I showed last week three of the rose plants I acquired last month, one on the balcony and two in one of the new beds in the garden. The fourth plant was placed in the bed Ranji had created on his own when the workmen were tidying up after the new building was almost finished. It looked so good that I decided to match it on the other side but Kavi then suggested that the new construction should be a pond, and that has indeed worked well as was shown exactly two months ago on the parallel series on Water Features that appears on this blog on Saturdays.

The bed for plants had been well planted by Janaki but the puppies took to digging there, and then we found that a stone in the wall was loose and rats too were digging in there and it made no sense to plant anything there until that breach had been retired. But Janaki and Kavi did this on their own, without waiting for the workmen, and then we cleared a space at the bottom of the bed, and I put in there a plant with two magnificent red roses. The blossoms looked magnificent when the plant was placed there, and they continued magnificent for a couple of weeks more.

The first picture shows them in all their glory, and then the next shows them seen together with the purple lotuses that have sprung up in the pond, which I have neglected though I will make up for this on the coming Saturday.  
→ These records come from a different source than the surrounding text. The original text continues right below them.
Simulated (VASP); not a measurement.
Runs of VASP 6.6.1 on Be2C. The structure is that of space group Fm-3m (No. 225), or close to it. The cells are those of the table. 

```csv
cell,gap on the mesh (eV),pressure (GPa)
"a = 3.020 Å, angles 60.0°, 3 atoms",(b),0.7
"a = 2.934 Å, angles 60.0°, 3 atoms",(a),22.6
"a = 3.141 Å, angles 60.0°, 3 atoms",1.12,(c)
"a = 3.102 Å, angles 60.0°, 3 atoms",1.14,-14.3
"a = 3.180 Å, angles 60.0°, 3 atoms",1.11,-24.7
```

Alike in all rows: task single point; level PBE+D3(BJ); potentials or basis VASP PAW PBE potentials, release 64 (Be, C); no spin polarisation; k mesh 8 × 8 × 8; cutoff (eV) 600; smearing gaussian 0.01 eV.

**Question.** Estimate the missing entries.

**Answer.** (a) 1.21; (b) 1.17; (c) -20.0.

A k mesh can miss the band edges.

And now that I have moved down to the ground and to the north side of the house, I should also show flowers that were a joy when I first saw them, though they are not at all colourful. These are the flowers of the mango tree behind the new building, or rather of the northern one of the two that tower there over the building. Suddenly when I was walking in the upper room there three months ago and more, I realized that not all the greenery I saw from the balcony was leaves.

Delicate little flowers had appeared, and though over the days that followed some of them dropped off, others turned soon enough into fruit. I fear the squirrels and the birds will not allow any to ripen enough for us to eat them as fruit, but Janaki did when an unripe one fell make a pickle which I enjoyed, perhaps as much because of pride of proprietorship as for its taste.

And finally I show a tree on the other side, the ambarella tree in the garden which was the first to rise high of the trees I was sent for Christmas in 2021. That and the mango tree did best of those placed in the garden, but then a few months back, perhaps because I had tied it to another tree to keep it steady, it dropped its leaves and I thought it might go the way of the divul and lime and pomegranate trees that had been planted in this garden. But having sprung forward when it was released, so that it hangs over me when I sit on the seat next to the temple flower tree pond, it suddenly put forth some new shoots, which suggest that it will keep going.